Friday, November 6, 2009

Natchez Trace XI: A Death on the Trace

“Still,” officer James Myers shook his head. “This is the only road for bicycling in Mississippi.”

Even with the grisly wreckage strewn out on the black top behind him, his words rang true. The Natchez Trace was the only road even remotely safe for long distance cycling in the state of Mississippi. Mississippians do not abide sharing right of way with slow moving geeks under foam helmets.

Since mile marker one five days ago, I had totaled less than two miles off the Trace, and twice in that time I was run off the road. That averages to just over one terrifying incident per mile outside the Parkway’s federal protection.

At least both drivers had the decency to honk before running me down. In Port Gibson, a man in a white minivan was enraged at the prospect of waiting 15 seconds before he could safely pass me due to oncoming traffic on Church Street. Then he realized he didn’t have to wait. He laid knuckles into his horn and accelerated. I had been looking over my shoulder and had just enough time to swerve into a ditch.

My near miss in Mathiston was less provoked. I started day five with a quarter mile ride from the motel back to the Trace on a four lane divided highway. I was riding near the shoulder in the right lane when another white minivan approached from behind. Rather than changing to the open passing lane, he slowed down which led me to think he was about to turn. Then he started honking. I held my ground a couple inches from the white line, clear of the glass and twisted metal detritus on the paved shoulder. I waved my arm, motioning him to pass me in the open left lane—we were the only two people on the road. Instead, he dug into his horn and gunned for my back tire. As I swerved into the shoulder my pannier bag dodged his front bumper by a few inches. He gave me the finger out over the roof of his car. Happy Earth Day, mother fucker.

I had a better Earth Day than the cyclist whose mangled bike lay beyond Officer Myers’ car.

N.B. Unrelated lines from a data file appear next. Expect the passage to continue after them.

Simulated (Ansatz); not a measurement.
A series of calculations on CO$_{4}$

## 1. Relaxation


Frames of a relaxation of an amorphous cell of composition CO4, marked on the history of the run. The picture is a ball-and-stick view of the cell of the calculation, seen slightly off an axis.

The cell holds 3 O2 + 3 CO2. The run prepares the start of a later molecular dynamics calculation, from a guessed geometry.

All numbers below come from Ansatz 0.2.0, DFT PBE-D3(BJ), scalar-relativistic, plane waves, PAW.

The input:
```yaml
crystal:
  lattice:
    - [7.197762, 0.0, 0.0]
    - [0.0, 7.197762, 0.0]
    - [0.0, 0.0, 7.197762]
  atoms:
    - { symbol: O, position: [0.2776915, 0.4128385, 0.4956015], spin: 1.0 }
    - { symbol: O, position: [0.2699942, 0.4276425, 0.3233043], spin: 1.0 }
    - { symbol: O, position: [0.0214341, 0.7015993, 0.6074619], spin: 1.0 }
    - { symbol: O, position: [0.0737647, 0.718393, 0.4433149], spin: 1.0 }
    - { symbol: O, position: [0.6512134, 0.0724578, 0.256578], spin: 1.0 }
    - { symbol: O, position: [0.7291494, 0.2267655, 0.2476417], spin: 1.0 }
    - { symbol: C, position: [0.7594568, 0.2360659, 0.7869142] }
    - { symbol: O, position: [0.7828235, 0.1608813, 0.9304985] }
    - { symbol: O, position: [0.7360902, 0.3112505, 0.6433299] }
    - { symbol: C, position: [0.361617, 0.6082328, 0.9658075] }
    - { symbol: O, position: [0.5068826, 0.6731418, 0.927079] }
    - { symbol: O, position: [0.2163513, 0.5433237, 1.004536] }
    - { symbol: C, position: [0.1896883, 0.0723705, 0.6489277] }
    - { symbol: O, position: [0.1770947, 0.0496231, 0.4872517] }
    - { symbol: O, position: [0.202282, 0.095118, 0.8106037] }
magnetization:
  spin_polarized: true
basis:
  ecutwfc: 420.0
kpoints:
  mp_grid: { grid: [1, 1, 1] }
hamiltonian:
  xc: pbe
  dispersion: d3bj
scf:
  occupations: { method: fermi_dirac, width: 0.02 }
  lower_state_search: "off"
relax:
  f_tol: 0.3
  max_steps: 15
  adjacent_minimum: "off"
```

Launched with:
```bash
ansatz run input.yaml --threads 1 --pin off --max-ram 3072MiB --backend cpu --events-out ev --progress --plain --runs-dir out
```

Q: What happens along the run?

I first heard something had gone wrong after lunch when I pulled back onto the Trace and was flagged by a southbound pick up truck.

“Were you riding with a girl back there?” the man asked.

“No, why, is she alright?”

“I don’t think so,” he said as he rolled away.

A few minutes later one, then another police cruisers roared past, their blue and red lights traced the road’s gentle curves at 100 miles an hour. Then an ambulance sped past from the other direction. Without flashing lights or horn, the bulky vehicle marked the silent retreat of a crestfallen warrior.

A few minutes past mile marker 240 I rolled up on a Chickasaw County police car parked horizontally across the road. An officer was directing cars to turn around and take a detour back and around the Trace. I asked her how long I would have to wait for the road to open. She did not have an answer.

It was not clear from the scene behind her what had happened. Carnage from the wreck was strewn 300 feet and seemed improbable to have been caused by a single collision. A white road bike with crumpled tires and busted pannier bags rested on the double yellow just beyond the police car. The guilty SUV sulked midway down the grassy shoulder.

I figured if I waited long enough one of the officers pacing back and forth through the scene would escort me through. After a half hour I asked the traffic officer what was going on, and she deferred my question to an approaching pacer. Meyers had been the first officer to arrive but had since been relegated by his superiors.

"Were you traveling with a woman named Esther?" he asked.

I said I was not.

He told me he couldn’t answer any questions about the collision. He then went on to tell me everything but the suspect’s name and age. The road was blocked because it was a crime scene; they were waiting for a coroner to arrive from Tupelo. The cyclist, a “heavier woman” from the Netherlands, was most likely killed upon impact.


"This is the first fatality in about about three years," Meyers said.

He said most collisions happen at twilight, when it got hard to see bikers on the road. He noted that my bright blue jersey had stuck out nicely as he streaked past.

It was past 4:30. I had a little over twenty-five miles to go, and if I was going to make it to Tupelo before sundown I would need to get pedaling soon. An eight-mile detour wasn’t an option for me. Sixty-five miles was already pushing it today, and there was no way I was venturing outside the relative sanctuary of the Trace. I pointed out to James that I would be faced with a twilight ride if I had to wait much longer.

James agreed, and after a few more minutes he walked me past the roadblock.

A hundred feet behind the mangled bike, the cyclist’s items spread out in a wake, a plastic shopping bag smeared with coleslaw, fried chicken, a can of Budweiser. Further down the road were her extra clothes: a red raincoat, jeans and underwear. Closely bunched at the far end of the plume, a hundred yards from bike, lay a helmet still in tact, a pair of sunglasses, a cell phone, and a streak of congealed blood.

A television crew had set up on the other side of the roadblock. The reporter wanted to ask me some questions. I told him what I had seen when I pulled up and mentioned that sad, quiet ambulance with its lights in mourning. He seemed disappointed with my report, perhaps goading me to elaborate for the audience on the other side of the lens. I had nothing sensational to say to the camera. They went with the footage anyway. I guess I had looked sufficiently aggrieved.

The cars that passed me the rest of way that afternoon did so with extra deference. Drivers were also unexpectedly cooperative on the mile I was forced to ride on a busy six-lane road into downtown Tupelo, where I got the feeling that Esther’s death was all over the evening traffic reports.

I’d learn after watching myself on the news the next morning that the victim’s name was Esther Hageman, a 51 year old journalist from the Netherlands who was on a cycling tour of the South. The driver of the SUV, whose name would be released later, was 58-year old Wendell Blount, a convicted felon who had been high on morphine at the time of the collision.

2 comments:

Unknown said...

Beautifully written, Bill. And so sad. It reminds me of Billy Collins' poems.

Bill Wilson said...

Thank you, Kate.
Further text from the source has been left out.